What are Deep Futures?

POPULAR REFERENCE: Deep down many images of the future are really shallow. That’s a play on an old joke, but let me explain.

Futures are not simply dry scenarios, not merely the compact, politically correct visions of policy makers and government think tanks. They are the images which fire our hopes and dreams within the present. Futures, whether preferred, probable, or possible, can call us to action, and can inspire us to reach higher and further. Human beings do not respond well to dry, empirical data. If that were the case, data for increasing greenhouse emissions would have seen a much greater shift in consumer awareness than we have observed. We human beings need something to be passionate about, something that gives us meaning and hope, something that brings us into deep relationship with each other, the world, and Gaia. They employ other ways of knowing and permit the use of intuition and exploration of inner worlds.
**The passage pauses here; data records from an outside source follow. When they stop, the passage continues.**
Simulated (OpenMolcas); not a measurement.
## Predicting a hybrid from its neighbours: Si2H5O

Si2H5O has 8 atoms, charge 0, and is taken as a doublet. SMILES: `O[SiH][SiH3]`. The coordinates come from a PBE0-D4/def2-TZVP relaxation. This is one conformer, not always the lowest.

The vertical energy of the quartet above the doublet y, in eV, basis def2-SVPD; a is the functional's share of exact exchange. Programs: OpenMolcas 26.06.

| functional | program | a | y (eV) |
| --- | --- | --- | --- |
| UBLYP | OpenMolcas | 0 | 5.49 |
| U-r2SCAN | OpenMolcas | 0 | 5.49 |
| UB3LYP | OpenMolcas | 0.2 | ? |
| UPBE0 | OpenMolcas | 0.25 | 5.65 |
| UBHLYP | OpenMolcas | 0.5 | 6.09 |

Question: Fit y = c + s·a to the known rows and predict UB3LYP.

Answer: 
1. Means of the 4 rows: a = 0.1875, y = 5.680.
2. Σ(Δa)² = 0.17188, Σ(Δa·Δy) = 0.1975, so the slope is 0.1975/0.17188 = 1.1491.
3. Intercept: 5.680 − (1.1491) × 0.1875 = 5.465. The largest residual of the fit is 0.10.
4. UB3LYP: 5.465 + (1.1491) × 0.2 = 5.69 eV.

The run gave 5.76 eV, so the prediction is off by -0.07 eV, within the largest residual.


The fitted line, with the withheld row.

To summarise, futures with depth contain these elements:

  • They inspire. They instil us with passion, and ignite something deep within us.
  • They are the big picture. They encourage us to see things in broader perspective, including the cultural, national, civilisational, the Gaian, and the spiritual.
  • They honour both the head and the heart. They permit rational and intuitive ways of knowing and living to co-exist.
  • They permit expression of multiple cultures and worldviews, not just dominant ones
  • They are deeply meaningful, not merely interesting, amusing, or engaging
  • They permit deep connection with each other, with nature, and with inner and spiritual worlds
  • They honour universal human values: peace, beauty, freedom, justice, and love (including freedom of thought and information, and financial freedom).People and Gaia lie at the heart of the future, not merely money and machines.

All futures work is embedded within worldviews and paradigms, and this typically includes implicit hegemonies. The other becomes part of the disowned future. Like so many civilisations, the Western critical/rational worldview tends to see its version of social expression as a result of ineluctable historical forces – in this case the march of progress away from superstition and the primitive and toward the rational and technological. Many non-Western countries have adopted a version of this worldview as their preferred future. Chinese central government policy makers, for example, have developed the model of “scientific development”, which, in practice, is extreme capitalism without democracy. Yet futures centred within the critical/rational worldview are but one expression of multiple possible futures. A key role of the postconventional futurist is to offer provocative alternatives.

The concept of Deep Futures is effectively a synthesis of the critical/rational and mystical/spiritual worldviews. The concept of DF is broadly representative of the philosophical perspective of postconventional futurists in general. Deep Futures is therefore no less “subjective” than any other expression of Futures.

The kind of science, education, and culture that we have developed in modern society make us proficient at analysing, classifying, and experimenting. But we are not so good at putting things back together, at identifying what is important, what is moral, what is great. Deep Futures, as I see it, has a prime aim of bringing together rational and intuitive thinking, to assist us in developing minds and futures that can help us thrive in a dynamic and rapidly changing world.